Nokia reported a 32% drop in Q2 operating profit due to sluggish 5G equipment demand, yet expects improvement later.
Operating profit dropped to 423 million euros ($462.38 million), down from 619 million euros a year prior.
Nokia and Ericsson face reduced telecom equipment sales, prompting layoffs of thousands in their respective companies.
Nokia reported an 18% drop in net sales due to reduced 5G investments in India, which constituted 12.5% of 2023 sales, following rapid growth the previous year.
“The most significant impact was the challenging year-ago comparison period which saw the peak of India’s rapid 5G deployment with India accounting for three quarters of the decline,” Nokia said.
However, it expects to see a return to growth in the second half.
While the dynamic is improving, the net sales recovery is happening somewhat later than we previously expected,” CEO Pekka Lundmark said.
“Looking forward, we believe the industry is stabilizing and given the order intake seen in recent quarters we expect a significant acceleration in net sales growth in the second half,” he stated.

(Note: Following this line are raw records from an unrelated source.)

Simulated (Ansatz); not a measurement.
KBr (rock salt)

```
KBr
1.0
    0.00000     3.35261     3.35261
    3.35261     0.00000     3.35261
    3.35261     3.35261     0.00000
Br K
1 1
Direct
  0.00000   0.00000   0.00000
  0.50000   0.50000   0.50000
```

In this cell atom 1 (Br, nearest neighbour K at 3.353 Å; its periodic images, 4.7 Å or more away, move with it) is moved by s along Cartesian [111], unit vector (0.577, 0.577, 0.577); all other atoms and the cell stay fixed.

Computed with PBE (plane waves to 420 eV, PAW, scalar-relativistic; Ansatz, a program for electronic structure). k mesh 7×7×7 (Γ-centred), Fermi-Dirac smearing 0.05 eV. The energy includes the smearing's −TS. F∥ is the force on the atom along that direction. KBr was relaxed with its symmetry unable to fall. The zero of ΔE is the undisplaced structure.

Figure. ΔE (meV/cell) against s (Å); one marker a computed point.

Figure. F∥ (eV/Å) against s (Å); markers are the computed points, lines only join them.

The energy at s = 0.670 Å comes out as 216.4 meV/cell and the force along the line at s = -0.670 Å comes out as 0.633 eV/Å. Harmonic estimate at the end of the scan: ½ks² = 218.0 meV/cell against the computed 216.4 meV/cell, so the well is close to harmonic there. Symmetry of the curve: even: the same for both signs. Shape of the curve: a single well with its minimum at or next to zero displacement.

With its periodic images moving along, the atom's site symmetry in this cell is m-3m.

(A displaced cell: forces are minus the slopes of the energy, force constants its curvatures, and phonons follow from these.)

Rival Ericsson forecasted a market recovery last week, citing increased demand across North America.
On a conference call with reporters, Lundmark said Nokia was seeing similar early signals of improved demand in North America.
“The fiber market in North America is showing promising signs. We signed new important deals there,” he said.
The company maintained its full-year target for comparable operating profit of 2.3 billion to 2.9 billion euros.